Aug. 6 (Bloomberg) -- Illinois is back in the doghouse among investors in the $3.7 trillion municipal-bond market.
The extra yield investors demand to own 10-year Illinois bonds rather than AAA munis has surged 0.55 percentage point since May to 1.64 percentage points, data compiled by Bloomberg show. The gap grew after lawmakers on May 31 passed a budget with a $2 billion hole. Then last month, the state Supreme Court ruled that government retirees’ health-insurance premiums were shielded from cuts, and Standard & Poor’s changed its outlook on Illinois to negative.
Though Illinois is rated six steps below AAA, it trades at near-junk yield levels. That’s still not attractive enough for James Dearborn at Columbia Management Investment Advisers and Patrick Morrissey at Great Lakes Advisors. A potential political shakeup from gubernatorial elections in November, considered a toss-up, and questions over the constitutionality of the state’s pension overhaul have bond buyers betting prices will keep falling.
“There’s the risk that spreads could widen out and you could own the bonds at a cheaper level if a downgrade were to take place, which is not out of the question,” said Dearborn, head of munis in Boston at Columbia Management, which oversees about $30 billion in local debt.
Illinois’s borrowing costs fell during the first five months of 2014 after lawmakers broke through decades of gridlock to pass a measure addressing pension systems that were 40.4 percent funded as of 2012, the weakest among states. The state issued debt four times after the December fix, including an offering in April with the smallest yield penalty since 2009.
Now bond investors are less enthusiastic about Illinois, which has the lowest credit rating among U.S. states. It’s graded A- by S&P, and a comparable A3 by Moody’s Investors Service.

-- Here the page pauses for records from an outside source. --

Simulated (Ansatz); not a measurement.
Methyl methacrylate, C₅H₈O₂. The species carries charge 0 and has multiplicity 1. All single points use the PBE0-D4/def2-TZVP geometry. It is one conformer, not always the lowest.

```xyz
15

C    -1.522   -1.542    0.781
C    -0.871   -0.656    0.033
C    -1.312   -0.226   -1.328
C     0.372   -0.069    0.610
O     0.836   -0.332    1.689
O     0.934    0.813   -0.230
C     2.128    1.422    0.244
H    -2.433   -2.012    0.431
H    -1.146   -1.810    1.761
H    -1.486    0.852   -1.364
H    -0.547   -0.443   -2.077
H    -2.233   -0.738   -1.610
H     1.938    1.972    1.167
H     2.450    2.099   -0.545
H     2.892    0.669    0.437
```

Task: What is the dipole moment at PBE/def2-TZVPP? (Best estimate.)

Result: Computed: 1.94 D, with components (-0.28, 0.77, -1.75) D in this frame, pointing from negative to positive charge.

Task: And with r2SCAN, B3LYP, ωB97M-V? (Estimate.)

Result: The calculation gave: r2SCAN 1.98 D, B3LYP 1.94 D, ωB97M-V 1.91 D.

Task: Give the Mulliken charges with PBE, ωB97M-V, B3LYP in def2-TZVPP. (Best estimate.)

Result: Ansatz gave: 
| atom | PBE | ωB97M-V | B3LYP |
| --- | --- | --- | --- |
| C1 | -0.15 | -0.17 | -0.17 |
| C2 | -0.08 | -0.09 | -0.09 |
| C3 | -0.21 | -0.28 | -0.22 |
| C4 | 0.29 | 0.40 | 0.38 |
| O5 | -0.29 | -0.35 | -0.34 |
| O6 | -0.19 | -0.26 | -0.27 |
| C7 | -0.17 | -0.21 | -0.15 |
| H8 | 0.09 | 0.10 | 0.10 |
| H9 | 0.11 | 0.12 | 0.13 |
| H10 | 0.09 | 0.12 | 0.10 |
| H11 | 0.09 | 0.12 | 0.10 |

Ten-year revenue bonds rated BBB, two steps above speculative grade, yield 3.43 percent, while debt from Illinois with the same maturity yields 3.94 percent, Bloomberg data show. The difference is the largest since January, signaling that investors view the state as relatively riskier.
“It’s cheap, but the question is if it will get cheaper -- the root of the problem isn’t really changing,” said Morrissey, who helps manage about $3.8 billion as director of fixed income at Great Lakes Advisors in Chicago.
The penalty may have little immediate consequence. Illinois has no plans to borrow for the rest of 2014, Abdon Pallasch, the state’s assistant budget director, said in an e-mail.
The yields reflect the potential for events to go against the state in coming months, Dearborn said.
The Illinois Supreme Court ruling that said the state’s constitution prevents reductions in government retirees’ health-insurance premiums rang alarm bells about the legality of the 2013 law designed to eliminate a $100 billion pension shortfall. That benefit-cutting measure is being challenged by public-employee unions with similar arguments about constitutional protections.
At the same time, temporary increases in personal and corporate income-tax rates are scheduled to roll back at year-end, costing an estimated $4 billion annually. Democratic Governor Pat Quinn has unsuccessfully lobbied lawmakers to extend them.
Republicans have criticized the tax boosts approved by Democratic lawmakers in 2011. Yet the Republican nominee for governor, private-equity executive Bruce Rauner, has backed away from earlier opposition to higher levies.
Rauner last month called for a four-year phase-out of the income-tax increases and an extension of the state sales tax to cover services such as attorney fees and other transactions that currently aren’t taxed.
“The state is facing real fiscal issues,” said Amanda Kass, budget director and pension specialist at the Chicago-based Center for Tax and Budget Accountability. “But there are real opportunities here to address the state’s structural deficit.”
Not all investors are shunning the state. With muni yields close to generational lows, investors are shifting into riskier securities such as those from charter schools and senior-living communities. Those bonds are among the most likely to default, according to data from Municipal Market Advisors.
Illinois offers “a better risk-reward trade-off than other parts of the market,” said Lyle Fitterer, who helps oversee $34 billion of munis at Wells Capital Management in Menomonee Falls, Wisconsin. “You’d rather own a charter school than the state of Illinois? You have to take a step back and ask if that makes sense.”
Fitterer said Wells Capital sold some Illinois general obligations during the rally earlier this year. The company is buying them back with the expectation that after the election lawmakers will renew the higher income-tax rate.
The 2011 personal-income-tax increase to 5 percent from 3 percent was the largest in state history. The choice for lawmakers as they crafted a budget for the fiscal year that started July 1 was to extend the levy or cut spending to offset lost revenue. The votes weren’t there to do either.
As a result, the $35.7 billion budget approved by the General Assembly doesn’t cover operations. In the meantime, the state will stiff vendors, borrow and delay employee payments. Legislative leaders have said they’ll address those tax and spending decisions after November elections.
Until then, bondholders could be in for a rocky road, Dearborn said.
“Things could really break against them,” he said. “Even though they’re cheap today, they could get much wider.”